For example, Apple adds the --apple-use-keychain flag to ssh-add to help it integrate with the macOS password manager. In the case of CVE-2024-3094, Fedora and Debian maintained their own SystemD patches for their forks of OpenSSH in order to fix a race condition around sshd restarts. So the actual supply chain for SSH began to look like this:
flowchart TD A[OpenSSH] B[Portable OpenSSH] C[Debian SSH] D[Fedora SSH] A-->B B-->C B-->D C<-->|SystemD Patches|D
Loading
These patches never went into Portable OpenSSH, because the Portable OpenSSH folks were "not interested in taking a dependency on libsystemd". And they never went into upstream OpenSSH, because OpenBSD doesn't have any need to support SystemD. Concerns about "Separation of Concerns" This seems harmless enough, but it's an example of a much larger problem in Open Source, particularly in Linux: critical components of the operating system are developed by people who don't know each other, and don't talk to each other.
Did the folks who patched OpenSSH for SystemD know (or care) that libsystemd depends on xz-utils? Did the SystemD folks know (or care) that xz-utils had begun using ifunc? Did the OpenSSH folks know (or care) that ifunc was a thing? It's certainly not a thing on OpenBSD.
In some sense, this breakdown in communication is a feature of open source: I can adapt your work to my needs without having to bother you about it. But it can also lead to a degree of indirection that prevents critical design assumptions (such as a traditional dynamic linking process) from being upheld. The obvious corollary to Conway's Law is that if you are shipping your org chart, you're also shipping the bugs that live in the cracks of your org chart.

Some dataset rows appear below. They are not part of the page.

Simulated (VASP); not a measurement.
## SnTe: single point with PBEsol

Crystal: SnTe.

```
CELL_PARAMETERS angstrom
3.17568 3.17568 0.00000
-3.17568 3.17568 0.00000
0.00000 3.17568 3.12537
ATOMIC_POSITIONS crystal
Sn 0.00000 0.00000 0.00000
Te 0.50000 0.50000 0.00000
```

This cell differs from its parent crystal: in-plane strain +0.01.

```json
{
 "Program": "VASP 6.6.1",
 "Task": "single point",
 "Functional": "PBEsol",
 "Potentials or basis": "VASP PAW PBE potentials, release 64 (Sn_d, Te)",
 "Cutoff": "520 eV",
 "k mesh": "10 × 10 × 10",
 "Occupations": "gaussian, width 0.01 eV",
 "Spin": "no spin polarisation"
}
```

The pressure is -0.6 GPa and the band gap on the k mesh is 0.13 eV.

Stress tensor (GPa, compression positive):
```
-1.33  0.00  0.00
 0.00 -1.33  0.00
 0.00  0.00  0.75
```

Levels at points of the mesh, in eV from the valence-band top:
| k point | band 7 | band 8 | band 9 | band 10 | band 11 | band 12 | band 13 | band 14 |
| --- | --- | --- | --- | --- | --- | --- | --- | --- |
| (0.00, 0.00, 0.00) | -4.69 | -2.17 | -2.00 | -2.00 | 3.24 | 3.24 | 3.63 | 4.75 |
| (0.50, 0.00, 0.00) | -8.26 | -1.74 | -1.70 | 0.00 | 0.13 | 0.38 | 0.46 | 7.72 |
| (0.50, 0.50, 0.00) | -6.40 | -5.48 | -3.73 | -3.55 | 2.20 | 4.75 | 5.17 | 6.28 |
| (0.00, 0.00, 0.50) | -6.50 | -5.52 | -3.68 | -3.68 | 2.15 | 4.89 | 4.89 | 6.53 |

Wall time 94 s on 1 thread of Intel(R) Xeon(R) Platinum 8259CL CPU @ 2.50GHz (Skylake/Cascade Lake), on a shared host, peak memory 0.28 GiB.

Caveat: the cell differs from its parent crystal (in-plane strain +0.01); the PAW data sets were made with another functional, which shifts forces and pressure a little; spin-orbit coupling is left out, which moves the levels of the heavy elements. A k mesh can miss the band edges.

No one person or team really made a mistake here, but with the benefit of hindsight it's clear the attackers perceived that the left hand of Debian/Fedora SSH did not know what the right hand of xz-utils was doing. What is GNU IFUNC supposed do? It allows you to determine, at runtime, which version of some function you'd like to use. It does this by giving you an opportunity to run arbitrary code to influence how the linker resolves symbols.
Detecting CPU Features Suppose you have an application that must run on a wide variety of x86 CPUs. Depending on the specific features of the current CPU, you may prefer to use different algorithms for the same task. The original idea behind IFUNC was to allow programs to check for CPU features the first time a function is called, and thereafter use an implementation that will be most appropriate for that CPU. Take a look at cpu_demo.c: void print_cpu_info() __attribute__((ifunc ("resolve_cpu_info"))); void print_avx2() { printf("AVX2 is present.\n"); } void print_nope() { printf("AVX2 is missing.\n"); }
static void* resolve_cpu_info(void) { __builtin_cpu_init();
if (__builtin_cpu_supports("avx2")) { return print_avx2; } else { return print_nope; } }
int main() { print_cpu_info(); return 0; } This program shows the most common use of IFUNC: it asks the CPU whether or not it supports certain features, and provides a different implementation of a function depending on what features are supported. In this case, our function print_cpu_info will end up printing either "AVX2 is present" or "AVX2 is missing" depending on how ancient your CPU is. Probing the Process Environment While IFUNC is intended for probing CPU capabilities, nothing stops you from running more complicated code in your resolvers.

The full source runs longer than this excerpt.